Saturday, November 24, 2007

Attack of the Blog Scrapers

Like most bloggers, I try to keep track of who's linking to us here at The Opinionated Marketers. And in the last few weeks, the number of "blog scrapers" - spam blogs that lift our content, run it in whole or part, sometimes with a link and sometimes not, usually with incorrect or no attribution at all - seems to have increased dramatically. The same thing has happened with my personal blog (puppy pictures, random notes and rants, etc. - if you're really curious I'll send you a link) and a news and politics blog I write for the Houston Chronicle.

Here's an example: Maureen wrote a post here recently on using church bulletins as marketing vehicles. Suddenly, this appears: something that looks (slightly) like someone saying "Hey, interesting post," except that this "blog" clearly isn't about anything at all and Maureen's name has suddenly become "Robert."

Every day my feeds of Google Blog and Technorati searches are crammed with this stuff.

I understand what these people are doing: they're gathering up content from all over the place and throwing it onto their own site as search engine bait, and then running Google AdSense ads on the page to make money off of ad clicks.

This is a problem in several ways. First of all, this kind of garbage makes blogs, blog search engines, and the web in general less useful for everybody. Second, as a content creator, I don't want to see my content being stolen and used as part of someone's spam scheme.

But what can be done? You could identify the host of each of these sites and send them a complaint asking them to remove the material; when I worked for a web hosting company, we actually did that when someone demonstrated that our customers were reproducing content they didn't own. Of course, we were a legitimate company, and I'm guessing when one of these sites is hosted by some tiny company in another country, it's unlikely that anything will happen. Google has a form for you to complain about advertiser behavior; if you complain about one of their advertisers stealing content, their response is that they will tell the advertiser. Google, I think they know that already.

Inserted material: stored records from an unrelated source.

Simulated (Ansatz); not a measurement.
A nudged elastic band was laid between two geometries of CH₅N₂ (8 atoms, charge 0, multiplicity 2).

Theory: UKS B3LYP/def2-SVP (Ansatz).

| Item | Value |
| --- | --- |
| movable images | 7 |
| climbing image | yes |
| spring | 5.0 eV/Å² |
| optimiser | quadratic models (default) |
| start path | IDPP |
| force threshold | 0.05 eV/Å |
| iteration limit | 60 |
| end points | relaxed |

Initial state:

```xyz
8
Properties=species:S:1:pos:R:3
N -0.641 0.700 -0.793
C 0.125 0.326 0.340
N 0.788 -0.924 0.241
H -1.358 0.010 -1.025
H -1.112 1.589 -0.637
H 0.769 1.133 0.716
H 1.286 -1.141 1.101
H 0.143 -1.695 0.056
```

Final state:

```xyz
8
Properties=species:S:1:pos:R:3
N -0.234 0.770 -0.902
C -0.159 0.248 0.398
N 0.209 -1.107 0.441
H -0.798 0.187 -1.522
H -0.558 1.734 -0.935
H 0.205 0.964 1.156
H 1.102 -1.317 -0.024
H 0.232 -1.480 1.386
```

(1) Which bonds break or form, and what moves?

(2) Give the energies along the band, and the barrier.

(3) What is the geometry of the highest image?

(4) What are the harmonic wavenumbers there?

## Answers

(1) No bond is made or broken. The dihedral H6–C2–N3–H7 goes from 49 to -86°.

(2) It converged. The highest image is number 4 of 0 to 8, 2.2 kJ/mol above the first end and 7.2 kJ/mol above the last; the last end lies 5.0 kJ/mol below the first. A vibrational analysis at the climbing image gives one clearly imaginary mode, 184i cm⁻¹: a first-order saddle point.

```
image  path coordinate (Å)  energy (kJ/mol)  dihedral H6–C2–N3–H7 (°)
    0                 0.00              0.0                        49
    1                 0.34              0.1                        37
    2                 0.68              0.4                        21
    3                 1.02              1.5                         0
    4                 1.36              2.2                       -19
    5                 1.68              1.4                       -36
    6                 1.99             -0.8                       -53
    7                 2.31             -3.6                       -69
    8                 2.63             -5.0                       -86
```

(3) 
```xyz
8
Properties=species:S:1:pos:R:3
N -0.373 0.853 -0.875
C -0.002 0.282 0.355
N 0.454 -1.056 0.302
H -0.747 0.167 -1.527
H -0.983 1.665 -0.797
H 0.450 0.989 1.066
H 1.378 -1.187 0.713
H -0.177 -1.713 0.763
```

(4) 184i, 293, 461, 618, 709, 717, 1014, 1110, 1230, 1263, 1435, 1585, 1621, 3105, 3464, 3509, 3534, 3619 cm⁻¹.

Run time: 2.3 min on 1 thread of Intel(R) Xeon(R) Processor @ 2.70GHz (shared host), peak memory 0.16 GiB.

This is Google's usual reaction to anything related to copyrights: "Leave us out of it, please." It's the wrong approach, because the more that these spam blogs turn up in search results, the more useless the search tools become; Technorati seems to be accelerating toward an advanced state of uselessness already, and if Google doesn't address these issues Google Blog Search will not be far behind.

Have any of you come across this? Is there anything to be done about it? Or do we all need to accept that when our content is out there in digital form, it's going to get stolen?

2 comments:

Boris said...

You raise an excellent point, John. And, frankly, I'm surprised that the major search engines aren't doing more to control the amount of content duplication that is going on. I don't think it would be that difficult to cut down on the duplication. But, for some reason, few of the engines are doing something about it.

That said, I think you're being unnecessarily hard on Technorati. When I've used blog search at our search tool, Zuula , I've actually been impressed at the extent to which Technorati's results are relatively free of duplicate content.

Google's blog search results, in contrast, are typically very full of duplicate content, particularly when you re-order the results so the most recent results are displayed first.

Still, you raise an important point, and I hope the search engines start doing more to address it.

Des said...

When I wrote for a while for one of the blog networks, I used to flick these to the network managers and presumably they would deal with it.

On my own, I would not send a cease and desist notice - on the basis that the non-lawyer who seeks to represent him/herself has "a fool for an attorney and a damn fool for a client".

I agree that head in the sand is not a smart position for the search engines to adopt on this one.